Pauls terminology bears careful observation. The person who is weak in faith (14:1) is one who does not have the confidence to eat everything (v. 2), but Paul does not put a premium on the degree of such confidence each one is able to demonstrate (he does not call anyone strong until 15:1; see commentary below on 15:1). Instead, it is apparent that differences of religious observance in matters of diet and holy days are under discussion because they occasion reciprocal disdain and contempt within the community (v. 3). The recurring tensions created between Jewish and gentile converts to the Christian movement by such differences in daily religious routines constitute a running theme through the nt (e.g., Mark 2:13-17, 18-20, 23-28 and parallels; Acts 10:9-16; 11:11-18; 15:6-11; Gal. 2:11-14), testimony to the long struggle to find effective bonds to transcend pluralistic practice. At first the issue in Romans 14 does not look like one created by this difference between Jew and non-Jew. Abstaining from meat and alcohol (vv. 2 and 21) are not themselves characteristic Jewish observances. They could become so because Jews (and Jewish Christians) would prefer abstinence to partaking of either in the urban settings of the empire in which both were regularly dedicated to pagan gods before being sold in the market (see Food Offered to Idols). So one is tempted to read Romans 14 in the same terms as Pauls advice to the Corinthians (1 Cor. 8:1-13; 10:12-33). But closer reading demonstrates that Paul is modulating his Corinthian experience to fit the argument of Romans (cf. commentary above on 12:3-8). At every point here the issue is the redefinition of values (cf. 12:2), and never, as in 1 Corinthians, the use or abuse of Christian freedom (the words freedom, conscience, and knowledge, so central to 1 Cor. 8 and 10, never occur in Rom. 14:1-15:13; cf. 15:14).
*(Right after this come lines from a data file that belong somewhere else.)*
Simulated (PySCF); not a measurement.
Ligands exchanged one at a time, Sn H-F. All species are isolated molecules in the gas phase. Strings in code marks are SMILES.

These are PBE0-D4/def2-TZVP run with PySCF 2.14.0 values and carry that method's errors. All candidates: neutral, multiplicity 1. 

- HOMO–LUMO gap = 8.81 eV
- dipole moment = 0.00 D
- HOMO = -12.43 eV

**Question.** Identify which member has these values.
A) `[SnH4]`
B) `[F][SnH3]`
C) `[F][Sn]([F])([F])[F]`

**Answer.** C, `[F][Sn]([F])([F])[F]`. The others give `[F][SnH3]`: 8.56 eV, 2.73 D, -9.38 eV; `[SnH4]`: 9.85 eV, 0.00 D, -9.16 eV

Pauls fundamental appeal is to accept (jb, neb), to take to oneself and into ones own community, the person of contrasting, even opposite, religious practice (14:1 and 15:7); his desire is to break the cycle of mutual condemnation that regularly results from religious zeal when it is lacking in trust or faith (14:3-4). A persons standing (v. 4), that intangible worth so fatefully linked to public religious identity and usage, is determined by the Lord to whom each belongsa direct practical application of what Paul wrote in 2:28-29. The confidence that counts is not the confidence to eat everything but the certainty that comes from integrity in each persons life-embracing relation to the Lord, whatever the practice that accompanies it, and it was to establish that integrity that Christs death and resurrection took place (v. 9). Jew and Gentile stand on an equal footing before God, alike dependent upon his vindication of all human religious practice (v. 4b; cf. concluding remark on 7:13-25 in commentary above), alike beholden to his gift of life to all through their inclusion in Christs own pattern of death and life (v. 9; cf. 4:25; 5:18; 6:10-11; 8:11; 2 Cor. 5:15), and alike accountable to the God they must all eventually recognize (vv. 10b-12; cf. 2:6; 3:4, 19).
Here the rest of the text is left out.